Sunday, September 26, 2021

Tlayuda L.A. (Los Angeles, CA)

Tlayuda LA Mexican Restaurant
5450 Santa Monica Blvd, Los Angeles, CA 90029
323.963.5045 / 213.261.4667 /
Sun 09/26/2021, 08:05p-09:10p

Tlayuda L.A. Exterior

I was recently in the mood for some Mexican takeout, and thus headed over to East Hollywood's Oaxacan-inspired Tlayuda L.A., which had been on my list to try for some years now. The place is the brainchild of Laura Guerrero (née Urbina), along with her husband Alejandro "Alex" Tinoco. An LA native, Guerrero actually started out working for Sotheby's, but in 2012, became owner of The Experience Ink, a tattoo parlor in Mission Hills. The success of that business allowed her to open her own restaurant, and thus she launched Tlayuda L.A. at the start of July 2015, taking over the former EaHo home of Restaurante Mi Lindo Oaxaca.

Tlayuda L.A. Pizza Box
Naturally, I had to sample the restaurant's namesake dish. A tlayuda (or clayuda) is often described as a "Mexican pizza," and this box certainly embraces that categorization.

Tlayuda Supreme
Tlayuda Supreme [$18.50] | An extra large toasted corn tortilla, a spread bean puree, lettuce, tomato, onion, avocado, cheese, and 3 meats - Tasajo beef, cesina pork and chorizo
And here we see the tlayuda in all its glory. The first thing I noticed was the sheer crispiness of the thin, toasty tortilla, which was imbued with a very palpable smoke that I rather liked. On top of that was a coating of black beans, which imparted a necessary weight to the dish, especially in the absence of the traditional layer of asiento (lard). As for the meats, my favorite was the cecina, with its sweet spice and growing heat, but I also enjoyed the classic, comforting nature of the crumbly chorizo, as well as the familiar, almost Asian-y character of the well-seasoned shards of chewy tasajo. Completing the package were juicy slices of tomato, lush cuts of avocado, and of course, a slight saltiness from the Oaxaca cheese. It all made for a fun, tasty amalgam of different textures and flavors.

Tlayuda L.A. Salsas
I was also provided with two types of salsa. The green was sharper, with a fruity sort of heat, while the red was milder thanks to its tomato-fueled sweetness. Both were great with the tlayuda above and even better with the burrito/quesadilla below.

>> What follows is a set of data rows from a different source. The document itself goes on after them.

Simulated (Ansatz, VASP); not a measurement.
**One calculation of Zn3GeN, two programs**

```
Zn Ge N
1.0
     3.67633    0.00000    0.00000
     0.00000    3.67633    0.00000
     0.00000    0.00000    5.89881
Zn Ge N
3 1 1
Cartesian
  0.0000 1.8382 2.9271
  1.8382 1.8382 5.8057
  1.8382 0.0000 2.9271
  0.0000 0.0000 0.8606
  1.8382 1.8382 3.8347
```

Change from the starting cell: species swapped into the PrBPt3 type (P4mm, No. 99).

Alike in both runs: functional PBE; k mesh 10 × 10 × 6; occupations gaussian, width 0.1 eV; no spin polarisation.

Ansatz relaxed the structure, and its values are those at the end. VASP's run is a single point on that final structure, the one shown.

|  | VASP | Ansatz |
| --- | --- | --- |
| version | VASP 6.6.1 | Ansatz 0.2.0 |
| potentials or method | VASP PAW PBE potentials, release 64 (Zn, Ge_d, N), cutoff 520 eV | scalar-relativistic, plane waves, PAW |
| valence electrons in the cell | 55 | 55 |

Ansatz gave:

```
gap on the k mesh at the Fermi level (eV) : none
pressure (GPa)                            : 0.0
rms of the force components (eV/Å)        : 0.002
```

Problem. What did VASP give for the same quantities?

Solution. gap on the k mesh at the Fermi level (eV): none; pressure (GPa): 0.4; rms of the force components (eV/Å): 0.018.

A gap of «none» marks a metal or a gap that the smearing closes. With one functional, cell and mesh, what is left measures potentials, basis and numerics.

2021 Bottle Logic Mass Action
I brought along a couple bottles of beer, and first up was the 2021 Bottle Logic Mass Action, a bourbon barrel-aged imperial stout finished with bananas, Jet-Puffed marshmallows, and both fresh and toasted coconut. It smelled fantastic, giving up massive aromas of sugary banana, marshmallow, and chocolate. The palate on this one was definitely on the thicker, viscous side, with ripe banana and restrained coconut up front leading to flavors of rich cocoa and marshmallow, with a bit of dark fruit and oaky spice, while banana made itself known once again on the back end.

Breakfast Burrito
Breakfast Burrito (Interior Shot)
Breakfast Burrito [$9.50] | eggs, tomato, onion, serrano, potatoes, cheese and chipotle salsa
I'm a sucker for breakfast burritos, so I felt compelled to order one tonight. The thing that struck me first were the potatoes, which were particularly hearty and well-seasoned. They melded well with both the cheese and eggs, while the tomato-onion combo imparted a touch of brightness to it all. I will say, though, that I wouldn't have minded some bacon or chorizo up in here.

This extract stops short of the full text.